Delta State government has said it has not received from the £4.2m looted by a former governor of the state, James Ibori, which the Federal Government recently repatriated from the United Kingdom.
The Accountant-General of the Federation, Mr Ahmed Idris, had disclosed on Tuesday before the House of Representatives Committee on Recovered Assets, in Abuja, that the funds had been released to the state.
But the state government, in a statement by Mr. Olisa Ifeajika, Chief Press Secretary to Governor Ifeanyi Okowa, made available to THE WITNESS, on Wednesday, however noted that the money had not arrived in its coffers, though “the state is in contact with the Federal Government, especially the Office of the Attorney General of the Federation, on the issue.”
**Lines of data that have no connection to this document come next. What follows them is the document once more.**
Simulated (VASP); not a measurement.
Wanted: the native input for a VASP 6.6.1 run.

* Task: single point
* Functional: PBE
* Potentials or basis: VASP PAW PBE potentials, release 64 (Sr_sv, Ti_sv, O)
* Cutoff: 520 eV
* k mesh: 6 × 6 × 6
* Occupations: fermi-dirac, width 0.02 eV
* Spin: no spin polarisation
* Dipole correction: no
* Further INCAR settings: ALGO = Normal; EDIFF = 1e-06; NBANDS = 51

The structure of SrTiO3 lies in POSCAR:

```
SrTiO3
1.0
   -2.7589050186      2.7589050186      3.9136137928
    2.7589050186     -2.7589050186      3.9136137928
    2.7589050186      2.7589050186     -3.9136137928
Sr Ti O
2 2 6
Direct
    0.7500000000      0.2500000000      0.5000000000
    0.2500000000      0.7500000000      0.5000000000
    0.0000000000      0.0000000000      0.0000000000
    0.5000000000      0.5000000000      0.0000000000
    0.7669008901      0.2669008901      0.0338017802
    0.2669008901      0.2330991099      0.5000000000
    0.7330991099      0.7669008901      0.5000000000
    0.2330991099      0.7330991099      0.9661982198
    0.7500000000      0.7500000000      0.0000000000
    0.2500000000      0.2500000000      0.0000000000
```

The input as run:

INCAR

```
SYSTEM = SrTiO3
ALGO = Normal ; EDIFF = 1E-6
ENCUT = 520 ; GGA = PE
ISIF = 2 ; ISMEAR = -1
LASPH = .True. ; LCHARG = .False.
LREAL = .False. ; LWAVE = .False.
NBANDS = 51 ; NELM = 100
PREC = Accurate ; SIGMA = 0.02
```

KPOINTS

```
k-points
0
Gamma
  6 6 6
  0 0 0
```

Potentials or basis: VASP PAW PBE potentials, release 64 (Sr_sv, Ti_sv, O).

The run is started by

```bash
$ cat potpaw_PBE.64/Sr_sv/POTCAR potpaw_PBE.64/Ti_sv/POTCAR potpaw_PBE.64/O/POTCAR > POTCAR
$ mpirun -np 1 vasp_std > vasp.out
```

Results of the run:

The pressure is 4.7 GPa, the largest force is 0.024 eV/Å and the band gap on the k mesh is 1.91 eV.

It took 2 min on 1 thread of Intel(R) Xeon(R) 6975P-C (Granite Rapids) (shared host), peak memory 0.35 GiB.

It expressed appreciation for the disposition of the Federal Government in releasing the funds to the state, and assured that it would acknowledge receipt of the funds when it arrives.
The government also assured the Federal Government and Deltans that the funds would, in tandem with Governor Ifeanyi Okowa’s administration’s hallmark, be judiciously deployed especially in the completion of projects it had earlier intimated the Presidency about.
The Minister of Justice and Attorney-General of the Federation, Abubakar Malami (SAN), had stated that Delta State will not benefit from the recovered loot.
Malami had said that the state was not captured in the agreements signed with the British Government, which was a precondition for the release of the money.
The minister had stressed that Nigeria would execute other projects with the fund other than the Lagos-Ibadan Expressway, Abuja-Kaduna-Kano Expressway and the Second Niger Bridge, which had been listed in the agreement.